Which tomatoes are customers preferring?
I think tomatoes is a very exciting area. We’re seeing consumers switching more and more to the smaller varieties, the sweeter eating varieties.
The key variety in tomato remains Piccolo because it is the most consistent, sweet eating variety. We have a high volume of varietal development at Thanet Earth, and we do that in conjunction with Hadlow College, as well, where we sponsor a student to look after our development glasshouses each year, and we see great feedback from that.
We work in conjunction with our customers to find the right selection for their shelves and try and offer some form of exclusivity every year on a new variety. ‘On the vine’ ranges are absolutely key to category success, and when you open the package, it’s still important to get that smell of tomatoes that we all remember from our youth. The products are a much more consistent eating quality from facilities like the high level investment we have at Thanet Earth in our glasshouses. When the product every day is consistent, we see strong consumer demand for that consistency.
Provenance also matters a lot in tomatoes, there’s strong consumer support for British production, so having the source as ‘Kent’ and having the Union flag on the pack is very strong in the eyes of the consumer, encouraging repeat purchases.

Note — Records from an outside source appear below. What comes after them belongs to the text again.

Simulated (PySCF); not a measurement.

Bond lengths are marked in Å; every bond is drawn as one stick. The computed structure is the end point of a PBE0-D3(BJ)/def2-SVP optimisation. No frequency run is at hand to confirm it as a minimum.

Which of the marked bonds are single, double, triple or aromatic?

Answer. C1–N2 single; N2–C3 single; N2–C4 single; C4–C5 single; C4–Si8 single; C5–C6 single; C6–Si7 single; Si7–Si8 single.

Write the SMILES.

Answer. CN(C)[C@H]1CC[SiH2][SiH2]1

What’s happening with grapes?
Very interesting area, grapes. Again, I think grapes is one of the categories that’s come under greatest pressure from the deflationary effects in the UK retail market. We’ve seen in many ways a flattening of the retail structure on grapes, the differentiation between new varieties, different coloured varieties, has been diminished by the need to sell grapes at a known retail value, so we’ve seen grape packs being sold at values historically lower than we’ve seen for a very long time.
I think to some extent you can see the impact of that on the shelf where quality can be less predictable now than it has been in recent years.
Is avocado demand still growing in the UK?
For us this is a fantastic product area. We have excellent business with a number of retailers, and we have invested more in our ripening facilities in Kent to ensure that we can deliver the right quality at the right time.
I think the consumer’s expectation is that when they take the avocado home these days, that it’s ripe and ready to be used. We’ve worked hard on our ripening techniques and ripening management and on our sourcing.
The interesting thing about the avocado market in the UK is that it is growing substantially both in value and volume. It’s probably one of the very, very few produce categories that has shown growth, but without an obvious reason. I know how much hard work companies like us have put into quality management for avocados in recent times so my preferred theory is that the consistency and new-found reliability of the product has earned consumer trust and value perception.